I finally got it....I ended up using two vise grips. I tried the thumb method, but here's what I kept running into: I could hook one corner of the ring in place, but the next point that needed to be snapped in was almost 180* from the initial point, because the entire ring was rotated a little bit. The area between this point and the starting point was spaced away from the lip of the gear, so trying to press it down with my thumb would be fruitless. The only way to make this work would be to push/rotate the ring towards the gear, which I assume is what must be done, Lee? I found the force required to both press down AND rotate into the gear (overcoming the force caused by pressing the point 180* from the starting point against the gear lip) far beyond my thumbs' ability. It seems so simple, maybe I was doing something wrong. I'm a big guy and I have pretty strong & nimble fingers most of the time....been working on RC planes & helicopters, cars, metalwork, and other such projects for years.

Here's what I did: I took a mid-sized pair of vise grips and clamped the circlip against the gear lip close to where I had the clip started into the groove (so one jaw of the grips was on the outside of the circlip, the other jaw was on the inside surface of the gear's lip), to keep it from backing/rotating away from the gear. I then took a notably larger pair of grips and clamped down on the circlip in such a way that one jaw was on top of the circlip's large flat surface, the other was on the backside of the gear. I kept repositioning the vise grips and worked my way around the circlip, much the same way Lee suggested I use my thumbs.

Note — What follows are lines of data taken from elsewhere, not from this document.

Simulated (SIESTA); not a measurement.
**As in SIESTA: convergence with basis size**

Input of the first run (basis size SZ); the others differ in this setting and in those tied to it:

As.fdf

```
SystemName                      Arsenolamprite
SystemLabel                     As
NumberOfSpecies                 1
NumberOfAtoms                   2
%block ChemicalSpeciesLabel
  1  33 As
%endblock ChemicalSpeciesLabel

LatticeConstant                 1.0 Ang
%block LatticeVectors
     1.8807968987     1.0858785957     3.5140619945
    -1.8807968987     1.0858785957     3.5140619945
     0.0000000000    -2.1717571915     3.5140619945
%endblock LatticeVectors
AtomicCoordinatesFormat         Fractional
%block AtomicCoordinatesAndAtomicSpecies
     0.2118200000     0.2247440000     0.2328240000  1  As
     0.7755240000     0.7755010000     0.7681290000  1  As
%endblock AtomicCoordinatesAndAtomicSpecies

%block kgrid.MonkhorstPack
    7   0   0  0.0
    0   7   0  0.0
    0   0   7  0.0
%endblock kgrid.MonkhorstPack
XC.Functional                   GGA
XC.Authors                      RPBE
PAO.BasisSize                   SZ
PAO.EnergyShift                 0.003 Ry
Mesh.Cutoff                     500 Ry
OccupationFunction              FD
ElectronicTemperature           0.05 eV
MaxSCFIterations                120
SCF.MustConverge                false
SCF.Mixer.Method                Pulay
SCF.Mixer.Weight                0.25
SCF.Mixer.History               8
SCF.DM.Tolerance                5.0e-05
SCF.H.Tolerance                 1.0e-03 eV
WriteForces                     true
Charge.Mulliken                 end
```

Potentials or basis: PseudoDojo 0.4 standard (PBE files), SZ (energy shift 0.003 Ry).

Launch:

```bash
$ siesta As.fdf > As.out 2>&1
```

I sure can't recommend this method as it puts the gear in some jeopardy, but if you're careful, you won't do any damage except for a few light marks on the circlip's surface. The gear itself is tough as nails, just gotta stay away from its teeth. It was still rather awkward and difficult, but it works......

Thanks for help guys......even though I couldn't make Lee's thumb method work for me, it inspired me on the vise grip method. Now to replace the syncro ring in 2nd, and swap 3rd and 5th's rings!